Tiya Miles has been named winner of the 2022 Cundill History Prize for All That She Carried: The Journey of Ashley’s Sack, a Black Family Keepsake.
J.R. McNeill, Chair of the Jury said: “All That She Carried is the winner, in a field of superb books, because of its clear and moving prose, its imaginative research, and the way the author illuminates the human condition through a family story. The world of enslaved women in the antebellum South is, by the standards of U.S. history, extremely poorly documented, but Miles has risen to that challenge in ways that show the best of the historian’s craft. For me, the vividness and immediacy of the writing is the strongest suit of this powerful book.”
Administered by McGill University in Montreal and awarded by a distinguished jury, the Cundill History Prize honors the abiding passion for history of its founder, F. Peter Cundill, by encouraging informed public debate through the wider dissemination of history writing to new audiences around the world.
All That She Carried: The Journey of Ashley’s Sack, a Black Family Keepsake by Tiya Miles
In a display case in the Smithsonian’s National Museum of African American History and Culture sits a rough cotton bag, called Ashley’s Sack, embroidered with just a handful of words that evoke a sweeping family story of loss and of love, passed down through generations.

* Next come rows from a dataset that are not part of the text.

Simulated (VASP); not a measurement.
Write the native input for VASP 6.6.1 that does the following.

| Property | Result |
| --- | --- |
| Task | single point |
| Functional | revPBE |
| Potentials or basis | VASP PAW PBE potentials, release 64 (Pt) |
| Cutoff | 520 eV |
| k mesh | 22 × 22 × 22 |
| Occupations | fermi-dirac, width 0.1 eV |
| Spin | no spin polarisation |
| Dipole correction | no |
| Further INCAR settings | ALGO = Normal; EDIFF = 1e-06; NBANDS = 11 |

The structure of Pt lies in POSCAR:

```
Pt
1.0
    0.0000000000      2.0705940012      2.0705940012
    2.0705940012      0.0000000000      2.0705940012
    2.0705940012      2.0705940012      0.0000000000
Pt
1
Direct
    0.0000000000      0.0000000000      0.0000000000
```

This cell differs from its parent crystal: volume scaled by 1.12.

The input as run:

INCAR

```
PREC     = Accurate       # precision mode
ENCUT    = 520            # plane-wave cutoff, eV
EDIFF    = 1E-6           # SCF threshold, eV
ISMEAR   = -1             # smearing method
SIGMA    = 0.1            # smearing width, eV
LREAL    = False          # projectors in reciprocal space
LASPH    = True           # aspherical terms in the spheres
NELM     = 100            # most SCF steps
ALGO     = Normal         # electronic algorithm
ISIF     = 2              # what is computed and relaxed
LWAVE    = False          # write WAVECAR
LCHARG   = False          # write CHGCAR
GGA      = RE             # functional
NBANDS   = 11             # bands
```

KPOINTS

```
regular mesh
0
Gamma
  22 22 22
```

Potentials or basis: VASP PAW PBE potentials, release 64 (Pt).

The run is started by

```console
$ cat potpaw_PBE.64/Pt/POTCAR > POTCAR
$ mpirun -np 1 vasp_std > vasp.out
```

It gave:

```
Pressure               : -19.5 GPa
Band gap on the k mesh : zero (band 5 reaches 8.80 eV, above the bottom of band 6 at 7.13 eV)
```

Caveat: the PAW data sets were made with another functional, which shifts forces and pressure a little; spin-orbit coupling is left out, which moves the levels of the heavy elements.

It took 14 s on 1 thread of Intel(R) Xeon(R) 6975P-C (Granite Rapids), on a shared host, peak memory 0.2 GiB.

In 1850s South Carolina, an enslaved woman named Rose gave this sack filled with a few precious items to her daughter, Ashley, as a token of love and to try to ensure Ashley’s survival as well. Soon after, the nine-year-old girl was separated from her mother and sold. Decades later, Ashley’s granddaughter Ruth embroidered this family history on the bag in spare yet haunting language—including Rose’s wish that “It be filled with my Love always.” Now, in this illuminating, deeply moving new book inspired by Rose’s gift to Ashley, historian Tiya Miles carefully unearths these women’s faint presence in archival records and draws on objects and art, to follow the paths of their lives—and the lives of so many women like them—in a singular and revelatory history of the experience of slavery, and the uncertain freedom afterward, in the United States.